I love this and your page. I am in the middle of peeling back all of my layers and at times, it is so painful, but once that layer is peeled off like a sticky bandaid, there is such relief. I’ve pulled off many sticky bandaids but I have many to go and it’s reading blogs like yours that helps me feel less alone in the process. 🙂
Amy
Ugh, you just nail it every time Mara. You really do.
As a new and shaky voice to the blogger world, I am struggling with what you address here. More posts vs. fewer posts that mean more. Talking about things that stir my heart vs. talking about things someone else wants to hear. Writing well vs. writing passionately.
I am trying to find my feet and words, and some days I just want to give up, because I think “I’ll never have this down. I’m not good enough. I have nothing original to say!”
Some days I feel like the meaning of a post is totally lost in the string of letters and awkward words… I don’t know if anyone is reading… but I still show up. And I’m going to continue to, so thank you for this inspiration, reminder, and encouragement.

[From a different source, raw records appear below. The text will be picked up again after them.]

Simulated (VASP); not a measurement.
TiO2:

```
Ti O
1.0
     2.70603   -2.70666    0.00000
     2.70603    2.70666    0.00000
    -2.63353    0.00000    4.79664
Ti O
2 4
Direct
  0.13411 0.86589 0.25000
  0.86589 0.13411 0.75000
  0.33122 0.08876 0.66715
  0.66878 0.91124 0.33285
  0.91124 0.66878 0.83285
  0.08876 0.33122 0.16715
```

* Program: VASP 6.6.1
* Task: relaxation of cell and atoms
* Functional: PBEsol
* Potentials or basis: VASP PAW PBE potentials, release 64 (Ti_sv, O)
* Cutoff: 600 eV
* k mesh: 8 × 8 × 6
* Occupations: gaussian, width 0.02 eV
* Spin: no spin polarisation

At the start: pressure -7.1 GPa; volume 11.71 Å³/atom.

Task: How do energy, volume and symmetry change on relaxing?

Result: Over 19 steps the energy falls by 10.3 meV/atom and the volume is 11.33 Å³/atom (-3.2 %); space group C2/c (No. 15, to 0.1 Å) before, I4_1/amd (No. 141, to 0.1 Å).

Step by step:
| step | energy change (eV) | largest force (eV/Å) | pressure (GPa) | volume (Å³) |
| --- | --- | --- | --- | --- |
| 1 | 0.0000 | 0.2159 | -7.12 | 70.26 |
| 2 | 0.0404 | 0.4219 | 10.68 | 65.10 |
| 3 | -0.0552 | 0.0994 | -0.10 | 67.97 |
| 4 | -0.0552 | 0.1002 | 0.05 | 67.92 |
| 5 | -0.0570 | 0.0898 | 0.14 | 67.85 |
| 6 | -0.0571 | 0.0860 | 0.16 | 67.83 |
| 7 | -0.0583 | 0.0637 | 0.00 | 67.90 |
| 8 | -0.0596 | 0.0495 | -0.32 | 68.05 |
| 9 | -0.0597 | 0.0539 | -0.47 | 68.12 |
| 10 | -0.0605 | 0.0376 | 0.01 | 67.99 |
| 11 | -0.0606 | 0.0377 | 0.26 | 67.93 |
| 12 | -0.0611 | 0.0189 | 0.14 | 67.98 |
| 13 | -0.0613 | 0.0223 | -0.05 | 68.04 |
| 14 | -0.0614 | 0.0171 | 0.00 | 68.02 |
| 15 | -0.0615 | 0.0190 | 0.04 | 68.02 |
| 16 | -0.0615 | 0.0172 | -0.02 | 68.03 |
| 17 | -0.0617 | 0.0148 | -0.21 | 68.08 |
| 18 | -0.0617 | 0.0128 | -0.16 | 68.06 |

Mara… this was so beautiful to read today. I have a love/hate relationship with social media and the likes and the comments..but I adore how you see this as a space where you have “become”. woow. Gf!!! You nailed this on the head.. thankyou. xo
I love this.
I find that everyday I am calling on myself to be more fully myself in my online presence. To move past the voices wanting me to stay small and to bring my spirit into the open.
And I want you to know that you inspire me in this. To me, you are never the too much girl. You are always Just Right. And I feel blessed to know you 🙂
This post really resonates with me. I’ve struggled since I started blogging and using social media to be authentic and to really feel heard. I’m still struggling with it. It seems like a very long process.